Build system concepts

A build system automates repeatable tasks. The paper Build Systems à la Carte: Theory and Practice abstracts common concepts:

Task : unit of work defined by a descriptor (e.g., Makefile, Excel formula).

Input : data consumed by a task.

Output : result produced by a task, possibly feeding other tasks.

Info : cross‑build metadata used in the next build (e.g., file modification times, bundler cache).

Store : location where inputs, outputs and info are persisted (e.g., the file system).

Build : given a set of tasks and an existing store, add new inputs and produce a new store.

Two orthogonal strategies differentiate build systems:

Whether a task is re‑executed ( Rebuilder ).

The order in which tasks are executed ( Scheduler ).

Scheduler variants

Topological : execute tasks in a static topological order derived from declared dependencies.

Restarting : pick a task; if its dependencies are not satisfied, pick another task, repeating until all are done.

Suspending : pick a task; if a dependency is missing, execute the dependency first, then resume the original task (easily expressed with async/await).

Rebuilder variants

Dirty‑bit : each task records a clean/dirty flag; after a build all are clean, and changed inputs mark the corresponding tasks dirty.

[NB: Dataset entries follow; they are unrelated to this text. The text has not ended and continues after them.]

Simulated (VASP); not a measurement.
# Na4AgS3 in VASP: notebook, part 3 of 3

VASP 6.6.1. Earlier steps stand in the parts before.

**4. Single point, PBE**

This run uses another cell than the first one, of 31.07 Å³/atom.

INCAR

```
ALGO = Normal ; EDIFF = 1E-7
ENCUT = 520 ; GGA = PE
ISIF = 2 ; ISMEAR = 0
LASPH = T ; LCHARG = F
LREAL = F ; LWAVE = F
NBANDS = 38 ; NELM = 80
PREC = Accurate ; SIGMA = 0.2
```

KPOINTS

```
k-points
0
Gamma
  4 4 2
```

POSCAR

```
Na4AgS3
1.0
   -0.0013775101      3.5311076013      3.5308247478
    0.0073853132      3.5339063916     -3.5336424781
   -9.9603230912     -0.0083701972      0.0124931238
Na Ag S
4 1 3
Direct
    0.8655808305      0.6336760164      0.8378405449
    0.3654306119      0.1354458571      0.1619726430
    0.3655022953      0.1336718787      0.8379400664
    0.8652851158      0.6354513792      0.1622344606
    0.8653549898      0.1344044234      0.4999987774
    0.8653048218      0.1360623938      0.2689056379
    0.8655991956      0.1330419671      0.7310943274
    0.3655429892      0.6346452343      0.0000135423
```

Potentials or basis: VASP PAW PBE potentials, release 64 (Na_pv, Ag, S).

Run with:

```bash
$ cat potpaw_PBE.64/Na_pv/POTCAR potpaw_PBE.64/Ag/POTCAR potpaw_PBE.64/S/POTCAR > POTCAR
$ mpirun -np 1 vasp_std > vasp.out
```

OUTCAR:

Verifying traces : store hashes or timestamps; on the next build compare them to decide whether a task can be reused.

Constructive traces : like verifying traces but also store the actual content, enabling cloud caching and remote execution.

Key properties of build systems

Dynamic dependencies : dependencies may be static or computed at build time.

Minimality : execute the smallest possible set of tasks.

Early cutoff : stop downstream tasks when an upstream task’s output does not change.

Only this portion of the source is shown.